I have had a go at building a snow plough in the past, but found it hard to achieve the distinctive wedge shape that deflects the snow to the side of the track. I noticed recently that Swift Sixteen produce a cast resin plough and I purchased one. The plough has a cut out section at the rear to clear centre buffer couplings, enabling it to be attached temporarily to a wagon or loco without too much alteration to the host vehicle. I decided however to build it as a complete self contained unit. To speed up production I decided to use an Accucraft Welshpool and Llanfair brake van; I purchased the bauxite livery version sold exclusively by Trackshack.
The brake van was to be permanently attached to the plough, so I removed the chopper coupling, safety chains and wagon strapping from the appropriate end of the van. Being a solid lump of resin, the plough unit is heavy, it weighs approx 1.1kg. I therefore had to counter balance this weight in the van. I carefully removed the roof and fixed a partition inside the van behind the balance point, I then filled this to window height with concrete. I attached the plough to the van by drilling four holes in the end of the van and four matching holes in the back of the plough. The two parts were joined together with four self tapping screws.
Once attached, I found the weight of the plough still tipped the van up, even with the concrete counter weight. I then realised that I could move the balance point towards the plough by relocating the relevant set of wheels. The axleguards are easily removed, together with the brake shoes, but the axleguards are set into a recess in the floor in their correct position (for the brake van). To enable me to mount them further forwards, I had to cut off the floor mounting part of the axleguards. I was then able to glue them to the inside of the solebars in their new position, making sure the wheels were in place first. Refitting the brake shoes would have been a bit of a fiddle so I left these off; the rear wheels only are braked. I re-used the brake shoes on my bolster wagons (see previous post).
With the wheels moved towards the plough, all four wheels were now on the track but the rear of the vehicle was still a bit light. I added a big lump of lead to the top of the concrete ballast, positioning this as far back as possible, and then smothered the interior with exterior grade PVA glue; this not only held the lead weight in place but also sealed in the concrete to prevent bits of gravel loosening and rattling round inside the body.
I spray painted the plough in red oxide primer from a rattle can and painted the roof of the plough and the van in acrylic matt black. I painted the wood floor of the balcony and the running boards in a light tan and then weathered this with some thinned matt black.

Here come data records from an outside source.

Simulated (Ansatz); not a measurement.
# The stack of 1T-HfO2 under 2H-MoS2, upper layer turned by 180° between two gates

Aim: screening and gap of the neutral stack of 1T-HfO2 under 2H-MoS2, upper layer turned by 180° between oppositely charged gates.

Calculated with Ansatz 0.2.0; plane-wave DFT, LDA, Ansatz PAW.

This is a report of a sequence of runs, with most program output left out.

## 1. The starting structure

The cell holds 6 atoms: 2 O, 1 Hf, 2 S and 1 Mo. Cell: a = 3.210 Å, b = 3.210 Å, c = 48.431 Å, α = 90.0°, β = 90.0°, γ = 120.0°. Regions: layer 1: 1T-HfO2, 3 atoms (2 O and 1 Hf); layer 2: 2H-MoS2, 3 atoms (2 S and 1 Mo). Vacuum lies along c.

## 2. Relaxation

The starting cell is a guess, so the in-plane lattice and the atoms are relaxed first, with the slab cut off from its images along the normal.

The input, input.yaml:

The whole thing weighs in excess of 3kg and will crush anything in its path! I only wish I had built this before extending the railway, as I might have made my loading gauge a bit more generous to accommodate it. Most of my stock scales out at between 6 feet and 6 feet 6 ins wide in 15mm scale, but the width of the plough is in excess of 8 scale feet; as some of my curves are a bit tight, and due to the plough's overhang on these, it needs a little bit of help (manual intervention) to get round some parts of the layout.